The Queer City of San Francisco

by Gavin M. Haffner


A few months ago, my father and I made our annual pilgrimage to my very favorite city, San Francisco. Ever since I was young, I have always loved that place. As a holiday gift, every year, my parents agree to pay for my dad and I to fly up and spend a couple of nights in the city. Riding every type of public transportation they have is always a special treat for me.

Up until a couple of years ago, attending S.F. Pride in person had always been a bucket-list item for me. Today, I can confidently tell you that I have gone exactly two times. On each occasion, I had the time of my life with my friends and family, while celebrating my most treasured part of myself, which is of course the fact that I am gay.

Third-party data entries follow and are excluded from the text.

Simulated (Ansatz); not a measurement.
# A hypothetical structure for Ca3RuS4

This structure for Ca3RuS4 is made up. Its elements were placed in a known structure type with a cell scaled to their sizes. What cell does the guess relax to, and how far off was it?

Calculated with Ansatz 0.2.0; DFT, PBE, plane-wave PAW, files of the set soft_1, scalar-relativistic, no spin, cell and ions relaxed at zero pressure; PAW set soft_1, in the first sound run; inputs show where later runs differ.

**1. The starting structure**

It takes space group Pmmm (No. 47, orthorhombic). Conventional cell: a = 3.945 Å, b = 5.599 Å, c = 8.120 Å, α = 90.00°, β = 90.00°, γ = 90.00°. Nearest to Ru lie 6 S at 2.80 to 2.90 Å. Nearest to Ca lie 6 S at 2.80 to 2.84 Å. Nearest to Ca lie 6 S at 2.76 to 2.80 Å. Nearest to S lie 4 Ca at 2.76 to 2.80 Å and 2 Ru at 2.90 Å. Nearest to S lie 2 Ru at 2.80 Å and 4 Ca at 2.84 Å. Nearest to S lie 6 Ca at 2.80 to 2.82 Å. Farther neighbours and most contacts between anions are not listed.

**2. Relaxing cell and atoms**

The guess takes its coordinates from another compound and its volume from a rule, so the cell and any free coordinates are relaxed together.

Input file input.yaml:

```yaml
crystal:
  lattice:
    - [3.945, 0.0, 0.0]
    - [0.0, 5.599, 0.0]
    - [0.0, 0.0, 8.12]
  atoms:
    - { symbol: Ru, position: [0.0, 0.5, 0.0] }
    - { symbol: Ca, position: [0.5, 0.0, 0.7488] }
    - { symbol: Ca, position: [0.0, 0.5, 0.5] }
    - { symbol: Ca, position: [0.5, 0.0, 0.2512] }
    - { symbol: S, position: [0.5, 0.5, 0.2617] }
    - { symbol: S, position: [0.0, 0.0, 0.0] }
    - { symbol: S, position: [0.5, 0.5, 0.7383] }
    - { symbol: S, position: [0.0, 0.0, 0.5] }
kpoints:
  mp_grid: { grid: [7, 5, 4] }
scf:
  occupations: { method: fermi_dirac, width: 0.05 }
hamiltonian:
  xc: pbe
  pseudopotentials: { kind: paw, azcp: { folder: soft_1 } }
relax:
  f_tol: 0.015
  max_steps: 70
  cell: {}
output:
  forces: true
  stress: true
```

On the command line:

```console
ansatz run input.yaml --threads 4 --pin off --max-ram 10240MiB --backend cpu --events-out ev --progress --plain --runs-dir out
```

San Francisco has been a gay haven for decades. They even have a special district, called the Castro, where some sidewalks are rainbow. Rainbow flags hang from every light post there. Everywhere you look, there is a gay couple holding hands. Every time I venture to the Castro, I just feel alive.

The Human Rights Campaign has a store in the Castro, and every time I stop by, I cannot help but purchase something there. I have been an official card-carrying member of the HRC since 2013, the year I came out at age 21. Every time I visit the Castro, I feel included and excited at the prospect of spending time with my people—the treasured LGBT community.

When the incredibly discriminatory and bigoted Proposition 8 was struck down in California, two of the plaintiffs, Kris Perry and Sandy Stier, got married in the S.F. City Hall. The officiant was none other than the current senator and 2020 presidential contender, Kamala Harris.

Once the Prop 8 decision was handed down, people in San Francisco took to the streets in a mass public celebration. Liberty and equality won that day.

San Francisco has always been special to me. Even as I type this, I look at the framed photograph that hangs on my wall, which depicts the Coit Tower, a landmark and one of many yearly destinations for my father and I within S.F. When I think of San Francisco, I think of liberty. I think of freedom. I think of acceptance; I think of diversity; and I think of the pervasiveness and superiority of the LGBT community, a superiority that we have always had and will always have.

If I could associate the gay rights movement with a specific and concrete place, I would unfailingly and unyieldingly pick San Francisco. Every time. Whenever my dad and I land in Oakland International, I always count my blessings and realize how fortunate I am, to have a significant connection to a city that is so important and so beautiful, for so many.

Likewise, I am incredibly grateful for my sexuality, and always enjoy the privilege of spending time with my chosen family, especially in my favorite city on earth.